What can be said of a man like Payton Sherwood? Is he a man without a city? Is he a man in search of a life he once had that is now out of reach and a neighborhood he once knew but is now foreign to him?
First let me begin by being positive. I believe Mr. Atwood is a talented writer. He writes with a certain flair for analogies that I envy. "The music was beating too loud to be polite, brute force was necessary to make any headway. I felt like a blood clot in the midst of angina." Mr. Atwood also captures the real essence of the people of Payton's neighborhood from the initially unknown Gloria through all the characters Payton meets along the way. Unfortunately most of those meetings wind up being detrimental to Payton's health. Mr. Atwood also does this with a great sense of humor. "The milkman swore. Then swore down at me, using his boot for punctuation. Talk about your lactose intolerants." As well as, "My eyes opened to a rose hue, but at least I could see out of both again. If I believed what I saw: a fuzzy blue house slipper tap-tapping the sidewalk in front of my face. Sprouting from it, a hairy, walnut-brown ankle growing up into a knobby knee. To see more of him, I had to turn over."

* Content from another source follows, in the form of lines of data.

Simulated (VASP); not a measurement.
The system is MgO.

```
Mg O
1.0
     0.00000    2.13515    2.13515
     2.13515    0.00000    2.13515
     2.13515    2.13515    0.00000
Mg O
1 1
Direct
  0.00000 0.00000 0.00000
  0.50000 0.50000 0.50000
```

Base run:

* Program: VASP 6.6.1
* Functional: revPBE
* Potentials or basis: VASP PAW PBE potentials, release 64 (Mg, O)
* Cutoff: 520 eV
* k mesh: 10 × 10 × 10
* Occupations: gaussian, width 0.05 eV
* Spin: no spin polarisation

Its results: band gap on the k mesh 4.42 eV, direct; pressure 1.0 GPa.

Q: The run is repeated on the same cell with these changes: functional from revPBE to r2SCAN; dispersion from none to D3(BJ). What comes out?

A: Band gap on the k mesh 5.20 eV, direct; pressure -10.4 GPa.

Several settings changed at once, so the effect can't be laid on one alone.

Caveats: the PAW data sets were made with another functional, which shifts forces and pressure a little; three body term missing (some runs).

It is clear Mr. Atwood is very knowledgeable of the East Village and the people. The problem I had with the book was with the plot. I'm not sure I understand what was so important about a Rolex that you would risk your life several times over for it. More importantly, the first time Payton risked his life it wasn't even for his Rolex. It was for some total stranger involved in a situation that he happened upon. So I asked myself, was it really about the Rolex initially? It couldn't have been, otherwise Payton would have let it be once he got his watch back. And if it was not about the Rolex, then what was it about? Is Payton trying to fill some void in his life left by Clair? Does he feel he screwed up his relationship with her and now must do something to atone for that? Is he getting the mother/father/big brother fix by helping figure out who set Gloria up? Or is it about his neighborhood and wanting in some way to preserve it? Does he feel that by rescuing Gloria he is fulfilling some duty to protect and defend his neighborhood and its occupants, some of whom don't even know him? Do I care by the time it is all over with? Frankly, no. It took me a long time to read this book because I just could not care about what happened to these people and I sure as heck couldn't fathom why Payton should care.
The characters made much more of an impression on him then he ever made on them. And even at that, they wind up being mere images on a screen passing through his life. The incident with the Chungs and why they left the neighborhood and why that is important to the story is never explained! Gloria is left sleeping in his apartment while he goes clubbing and resolves the whole mystery. So what happens to Gloria? Does she thank him for absolving her of any wrongdoing and go back to living with the few friends she has among the living? Does she turn her life completely around because of what Payton has done for her? And what about the way this book ends? It ended so abruptly and left so much unexplained. The ending was as much a disappointment to me as the rest of the story. I really believe there should have been an epilogue.
I don't know if an epilogue would have solved all the problems I think this plot had, but it certainly would have helped. I read somewhere that this book was generating a lot of buzz before I had an opportunity to review it. I don't know what kind of buzz it is generating, but it must be among people who like the unusual and iconoclastic type of mystery novel with designer drugs as one of the threads winding through the plot (good luck finding the end of that string). It is cleary a novel for the 90's, but not for me!
Thank you so much for the opportunity to review a book and I would welcome this chance any time it came up again!
--Barbara Betts
More to come!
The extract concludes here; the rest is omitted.